The $54 million from Fenwick is a comparatively small addition to that pool, but its significance is symbolic as much as financial. It is the largest settlement reached with any professional service provider in the FTX litigation. FTX's auditor, Prager Metis CPAs, settled SEC negligence charges in 2024 for $1.95 million and reached a separate private settlement with victims in October 2025 at an undisclosed amount. A lawsuit against law firm Sullivan and Cromwell was abandoned, with court filings citing insufficient evidence.

A separate federal lawsuit against Fenwick, filed by 20 plaintiffs in Washington D.C., is still active and seeks $525 million. That case names individual Fenwick partners, not just the firm, representing a further escalation of professional accountability claims.

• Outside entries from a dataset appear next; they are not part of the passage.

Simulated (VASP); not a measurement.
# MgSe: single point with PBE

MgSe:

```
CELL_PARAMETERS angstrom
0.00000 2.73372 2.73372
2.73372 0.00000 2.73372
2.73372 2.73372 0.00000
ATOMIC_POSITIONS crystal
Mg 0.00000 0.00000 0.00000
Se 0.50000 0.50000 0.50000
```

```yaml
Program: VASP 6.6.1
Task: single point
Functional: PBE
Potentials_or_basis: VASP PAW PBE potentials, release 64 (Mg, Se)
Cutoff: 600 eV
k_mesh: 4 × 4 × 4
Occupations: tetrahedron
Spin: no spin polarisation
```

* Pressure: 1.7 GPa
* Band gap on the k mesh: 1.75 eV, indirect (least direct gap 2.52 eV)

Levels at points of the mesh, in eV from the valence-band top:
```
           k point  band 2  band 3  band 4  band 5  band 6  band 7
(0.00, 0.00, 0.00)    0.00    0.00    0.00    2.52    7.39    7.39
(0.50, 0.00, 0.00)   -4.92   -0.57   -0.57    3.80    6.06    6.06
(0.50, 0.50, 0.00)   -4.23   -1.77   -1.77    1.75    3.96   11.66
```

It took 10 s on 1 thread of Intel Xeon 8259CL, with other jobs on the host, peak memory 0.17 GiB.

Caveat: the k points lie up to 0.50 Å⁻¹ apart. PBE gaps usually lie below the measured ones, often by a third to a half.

International Users Are Recovering Less

Recovery rates vary significantly by creditor class, and the gap has particular consequences for users outside the United States. Holders of smaller claims below $50,000 are projected to recover roughly 120% of their claim value. US customers overall are tracking toward approximately 95% recovery. International customers, classified under the "dotcom" category in the bankruptcy, are projected to recover around 78%.

That 17-percentage-point gap matters most for users in Africa and South Asia, where FTX's reach was substantial and the financial stakes were often proportionally larger. Africa had approximately 53 million crypto users as of mid-2022, representing about 16.5% of global crypto users at the time. Nigeria alone counted more than 22 million users and ranked 11th on Chainalysis's 2022 Global Crypto Adoption Index. Many of those users were not speculative traders. They used FTX to dollarise savings, taking advantage of the 8% annual yield on stablecoins, or for cross-border remittances, functions closer to basic banking than to investment.

Nigerian crypto studio Nestcoin lost $4 million in operating capital held on FTX and laid off roughly 30 staff members. Six platforms in Nigeria were directly affected by the collapse, and more than 15 additional platforms across the rest of Africa were also significantly affected, bringing the continent-wide total to more than 21 platforms directly or seriously impacted. Luno cut 35% of its global workforce; Chipper Cash laid off a third of its staff; and Paxful suspended operations entirely. The regulatory fallout extended beyond corporate casualties: Rwanda's National Bank banned financial service providers from engaging in crypto activities following the collapse, and LocalBitcoins exited the Rwandan market.

In India, the FTX collapse hit an already stressed market. The country had introduced a 30% crypto tax earlier in 2022, and the exchange's failure sent trading volumes at WazirX, Bitbns, and Zebpay down 14%, 32%, and 40% respectively in a single day. BIS data covering Brazil, India, Pakistan, Thailand, and Turkey found that median investor losses in those markets reached $431, against an average investment of approximately $900. Pakistan and Bangladesh faced particular strain as well: both countries had developed significant crypto exposure through remittance use cases, and both faced heightened regulatory pressure in the aftermath of the collapse.

What Comes Next

The Fenwick settlement, once approved, will add to the recovery pool available to all creditors, including international ones. But the more consequential number to watch may be the $525 million D.C. lawsuit, which targets individual partners and has not settled. Regulators in the Global South are also drawing their own conclusions. India's SEBI, Nigeria's SEC, and South Africa's FSCA have all moved toward stricter crypto registration requirements since 2022. Proponents of local custody requirements argue that settlements like this one reinforce the legal logic behind those moves: if professional-services firms can be held liable under US court jurisdiction for work that affected users worldwide, the case for requiring local custody and local regulatory accountability only grows stronger.

For creditors still waiting on distributions, the next scheduled payment and any approval ruling on the Fenwick settlement are the immediate milestones to track.